December 9, 2013
Murdoch empire faces ‘corporate suspect’ charges
Report from UK for the Herald
LONDON—A glance at the papers in the UK in the last week would give a casual observer the distinct impression that a key ingredient to late summer articles this year is the issue of freedom and rights.
These rights come in different shapes and sizes, naturally: the right of local inhabitants to protest exploratory drilling in their village; the argument over who should be using the waters off Gibraltar and for what purpose; and the right of a terminally ill man to be allowed to die.

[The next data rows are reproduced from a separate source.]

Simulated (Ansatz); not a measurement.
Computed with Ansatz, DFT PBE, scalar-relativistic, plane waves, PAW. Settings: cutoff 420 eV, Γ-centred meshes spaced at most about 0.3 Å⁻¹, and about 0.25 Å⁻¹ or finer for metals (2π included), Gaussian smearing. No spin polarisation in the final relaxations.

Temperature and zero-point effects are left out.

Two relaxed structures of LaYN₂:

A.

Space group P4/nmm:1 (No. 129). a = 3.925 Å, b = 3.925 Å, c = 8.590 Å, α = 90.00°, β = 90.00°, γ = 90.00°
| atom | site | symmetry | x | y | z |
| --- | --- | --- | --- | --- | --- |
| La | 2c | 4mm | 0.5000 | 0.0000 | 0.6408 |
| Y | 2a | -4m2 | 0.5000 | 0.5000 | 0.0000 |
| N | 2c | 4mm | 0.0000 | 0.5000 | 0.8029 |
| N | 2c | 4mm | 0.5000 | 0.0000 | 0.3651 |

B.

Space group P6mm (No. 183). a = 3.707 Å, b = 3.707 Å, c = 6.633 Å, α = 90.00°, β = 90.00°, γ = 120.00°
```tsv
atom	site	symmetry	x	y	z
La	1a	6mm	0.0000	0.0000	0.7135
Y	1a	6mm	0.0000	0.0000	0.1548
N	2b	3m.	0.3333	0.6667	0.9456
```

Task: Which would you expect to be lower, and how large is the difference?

These stories have been overshadowed in recent days by the rights of Brazilian citizen David Miranda, whose nine-hour detention has generated outrage across the globe, with accompanying accusations from The Guardian after the newspaper suffered a visit by security forces in which their hard drives were wiped and potential legal recourses to be adopted against the Home Office.
In this context, the focus of 2013 thus far has been a spotlight on what the state is up to, and the media has voiced the concerns (and fanned the flames) of an angry populace.
What a difference a year (or a year and a half) makes. Just over 12 months ago, the Leveson inquiry was in full swing, the Sun on Sunday had been released to fill the gap left by the News of the World and Rupert Murdoch had resigned as chairman of News International. The public’s anger and outrage was aimed squarely at the media, although Rupert Murdoch was the biggest target, and rightly so.
Investigations into the extent of the phone hacking scandal are still ongoing on either side of the Atlantic but it is clear that journalists working for News of the World paid large sums of money for access to private information.
Over 125 people have been arrested and more than 40 people charged so far. Among the most infamous of the former News International employees charged with involvement is former Sun editor Rebekah Brooks, and David Cameron’s former PR guru Andy Coulson.
Until recently, Murdoch and his executives had insisted that the practice of phone tapping and paying for such information was the work of rogue journalists within his organization despite apparently mounting evidence to the contrary.
However, a story broken by The Independent on the weekend revealed that News International (or News UK, as it is now known) was now to be prosecuted as a “corporate suspect” by the British Metropolitan Police under charges of “hacking and bribing offenses”, which has serious connotations for the media mogul and his empire.
The story was not picked up on by all broadcasters and was off the 24-hour news cycle relatively quickly. In truth, the information revealed was not “news” as such: according to The Independent, News UK was informed of this decision on May 18, 2012. Up to that moment, News Corp had been cooperating with the police under guidelines established by a Memorandum of Understanding reached with the company’s Management and Standards Committee (MSC). Apparently, News Corp responded by hastily demanding that cooperation with police be “scaled back”; in July 2012, Murdoch resigned as News International director.
The revelations that the investigation is not only ongoing but is set to be elevated once again threaten to place the shady dealings of the Murdoch empire into the public eye. In reality, the continued investigation demonstrates several key issues about media conduct seen in the light of the hacking scandals: that Murdoch and his minions were either clueless or complicit, and possibly both, and remain so; the phone-hacking case was game changing for how the media relate with their audience; and an investigation that dominated headlines from 2011 onwards has a lot longer to run.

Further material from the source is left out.